Thursday, February 19, 2009

Right on the Money!

I recently found an article on titled "Right on the Money!" By Tom Dooley Ph.D. It was a very insightful article about the erroneous teachings of the prosperity gospel. This article is not trying to say that God does not want to bless His children, but rather that this message has been taken to an extent that God never intended it to be taken to. God never told us we had to take a vow of poverty to follow Him, but he also didn't tell us that we would all be as rich as Solomon either.

The preachers who preach this message often work their best to live a very affluent lifestyle that will help to inspire others to give to them. People tend to look up to them because of the money that they throw around. The Bible warns about following after money, and Dooley gives several examples early in his article: Ecclesiastes 5:10-11, Luke 12:15 and Luke 6:20-21, 24-25, 30.

Dooley says...
When Jesus was living as a man on this planet, did He live like a wealthy king? Did the forerunner John-the-baptizer live like a wealthy king? Did any of the founding apostolic-prophetic leaders of the Church live like a wealthy king? Oh, please listen! Some well-intentioned Charismatics express at this time, "I’m a child of the King, so I’m going to live like a prince (or princess)!" It is hard to defend Biblically this concept of a "nice God who is our ‘buddy’ and onlyprospers us" that is percolating through much of contemporary theology.

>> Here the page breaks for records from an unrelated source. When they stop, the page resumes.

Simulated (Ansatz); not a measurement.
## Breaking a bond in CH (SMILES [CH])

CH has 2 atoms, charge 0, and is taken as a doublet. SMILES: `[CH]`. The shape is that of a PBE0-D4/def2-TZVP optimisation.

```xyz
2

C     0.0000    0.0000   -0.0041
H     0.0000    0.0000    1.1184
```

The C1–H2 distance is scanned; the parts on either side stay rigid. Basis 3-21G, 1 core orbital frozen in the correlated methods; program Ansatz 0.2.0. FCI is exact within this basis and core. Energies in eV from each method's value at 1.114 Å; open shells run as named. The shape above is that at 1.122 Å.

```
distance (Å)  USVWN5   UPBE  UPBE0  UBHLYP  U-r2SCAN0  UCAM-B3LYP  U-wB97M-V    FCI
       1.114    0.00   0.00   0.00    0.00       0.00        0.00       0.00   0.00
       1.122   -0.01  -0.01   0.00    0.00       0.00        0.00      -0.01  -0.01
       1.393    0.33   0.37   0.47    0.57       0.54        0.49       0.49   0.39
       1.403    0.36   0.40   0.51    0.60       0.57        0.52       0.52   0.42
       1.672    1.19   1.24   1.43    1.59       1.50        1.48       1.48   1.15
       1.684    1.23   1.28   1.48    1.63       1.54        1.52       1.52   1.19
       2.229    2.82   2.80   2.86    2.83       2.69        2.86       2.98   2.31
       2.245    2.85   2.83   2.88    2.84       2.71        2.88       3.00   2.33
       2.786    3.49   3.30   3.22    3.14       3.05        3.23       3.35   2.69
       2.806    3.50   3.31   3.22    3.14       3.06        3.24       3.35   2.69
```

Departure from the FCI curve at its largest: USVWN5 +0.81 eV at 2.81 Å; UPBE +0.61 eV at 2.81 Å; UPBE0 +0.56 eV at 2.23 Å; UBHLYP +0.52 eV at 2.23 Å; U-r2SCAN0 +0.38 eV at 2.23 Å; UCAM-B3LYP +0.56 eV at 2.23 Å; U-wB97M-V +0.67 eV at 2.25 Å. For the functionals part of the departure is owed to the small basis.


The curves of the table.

As Dooley points out, Jesus was an itinerant prophet-teacher without a home of his own. There were occasions when women who travelled with him met his financial needs. But let's not forget about John-the-baptizer in all of this. According to Matthew 3:4 "John's clothes were made of camel's hair, and he had a leather belt around his waist. His food was locusts and wild honey." Yeah, a real affluent guy there.

I have referred to the apostles in a previous post, they definitely did not live like kings. They had a compelling call to get the gospel out to the world, so they scattered and they all were tortured and beaten. Most of them were killed for the Gospel. How does being a sojourning martyr measure up to living like a prince?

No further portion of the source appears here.